Basic troubleshooting of outbound connections from an AKS cluster
This article discusses how to do basic troubleshooting of outbound connections from a Microsoft Azure Kubernetes Service (AKS) cluster and identify faulty components.
Prerequisites
The Kubernetes kubectl tool, or a similar tool to connect to the cluster. To install kubectl by using Azure CLI, run the az aks install-cli command.
The apt-get command-line tool for handling packages.
The Client URL (cURL) tool, or a similar command-line tool.
The
nslookup
command-line (dnsutils) tool for checking DNS resolution.
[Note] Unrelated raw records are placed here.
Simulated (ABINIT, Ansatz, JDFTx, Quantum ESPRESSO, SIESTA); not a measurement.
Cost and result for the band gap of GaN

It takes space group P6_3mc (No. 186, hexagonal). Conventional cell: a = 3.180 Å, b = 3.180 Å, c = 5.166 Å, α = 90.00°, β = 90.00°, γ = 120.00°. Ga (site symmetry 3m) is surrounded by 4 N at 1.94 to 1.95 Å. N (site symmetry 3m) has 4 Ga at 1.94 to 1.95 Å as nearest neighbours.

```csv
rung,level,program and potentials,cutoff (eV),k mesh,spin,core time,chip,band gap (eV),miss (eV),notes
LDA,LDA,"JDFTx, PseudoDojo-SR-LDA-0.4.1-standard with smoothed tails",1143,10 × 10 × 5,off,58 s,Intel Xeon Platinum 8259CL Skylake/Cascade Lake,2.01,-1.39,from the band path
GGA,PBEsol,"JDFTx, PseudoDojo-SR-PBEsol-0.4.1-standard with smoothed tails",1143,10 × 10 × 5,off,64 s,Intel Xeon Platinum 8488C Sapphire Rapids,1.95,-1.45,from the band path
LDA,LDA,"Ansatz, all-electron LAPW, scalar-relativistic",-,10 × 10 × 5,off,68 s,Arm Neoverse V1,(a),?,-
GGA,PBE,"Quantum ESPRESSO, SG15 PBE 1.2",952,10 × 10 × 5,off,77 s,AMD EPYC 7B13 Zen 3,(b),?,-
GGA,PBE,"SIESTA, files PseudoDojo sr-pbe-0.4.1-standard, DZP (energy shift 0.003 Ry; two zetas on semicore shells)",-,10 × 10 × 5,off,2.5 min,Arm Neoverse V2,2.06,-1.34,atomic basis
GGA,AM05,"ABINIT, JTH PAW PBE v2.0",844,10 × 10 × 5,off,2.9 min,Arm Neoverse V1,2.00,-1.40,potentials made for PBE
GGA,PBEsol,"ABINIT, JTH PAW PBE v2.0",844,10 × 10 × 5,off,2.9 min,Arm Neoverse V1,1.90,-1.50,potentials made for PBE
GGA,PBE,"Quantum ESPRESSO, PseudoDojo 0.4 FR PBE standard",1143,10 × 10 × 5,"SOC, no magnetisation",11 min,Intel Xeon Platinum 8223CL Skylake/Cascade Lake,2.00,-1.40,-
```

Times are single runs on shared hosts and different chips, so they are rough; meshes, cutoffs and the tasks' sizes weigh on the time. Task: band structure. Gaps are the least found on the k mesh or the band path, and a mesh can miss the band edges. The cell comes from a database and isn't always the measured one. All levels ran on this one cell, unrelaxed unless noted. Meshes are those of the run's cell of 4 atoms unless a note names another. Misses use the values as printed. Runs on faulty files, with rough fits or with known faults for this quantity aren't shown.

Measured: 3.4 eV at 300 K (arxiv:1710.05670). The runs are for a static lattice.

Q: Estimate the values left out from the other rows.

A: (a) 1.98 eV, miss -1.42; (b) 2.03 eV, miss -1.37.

Scenarios for outbound traffic in Azure Kubernetes Service
Traffic that originates from within the AKS cluster, whether it's from a pod or a worker node, is considered the outbound traffic from the cluster. What if there's an issue in the outbound flow for an AKS cluster? Before you troubleshoot, first look at the scenarios for outbound traffic flow.
The outbound traffic from an AKS cluster can be classified into the following categories:
Traffic to a pod or service in the same cluster (internal traffic).
Traffic to a device or endpoint in the same virtual network or a different virtual network that uses virtual network peering.
Traffic to an on-premises environment through a VPN connection or an Azure ExpressRoute connection.
Traffic outside the AKS network through Azure Load Balancer (public outbound traffic).
Traffic outside the AKS network through Azure Firewall or a proxy server (public outbound traffic).
Internal traffic
A basic request flow for internal traffic from an AKS cluster resembles the flow that's shown in the following diagram.
Public outbound traffic through Azure Load Balancer
If the traffic is for a destination on the internet, the default method is to send the traffic through the Azure Load Balancer.
Public outbound traffic through Azure Firewall or a proxy server
In some cases, the egress traffic has to be filtered, and it might require Azure Firewall.
A user might want to add a proxy server instead of a firewall, or set up a NAT gateway for egress traffic. The basic flow remains the same as shown in the diagram.
It's important to understand the nature of egress flow for your cluster so that you can continue troubleshooting.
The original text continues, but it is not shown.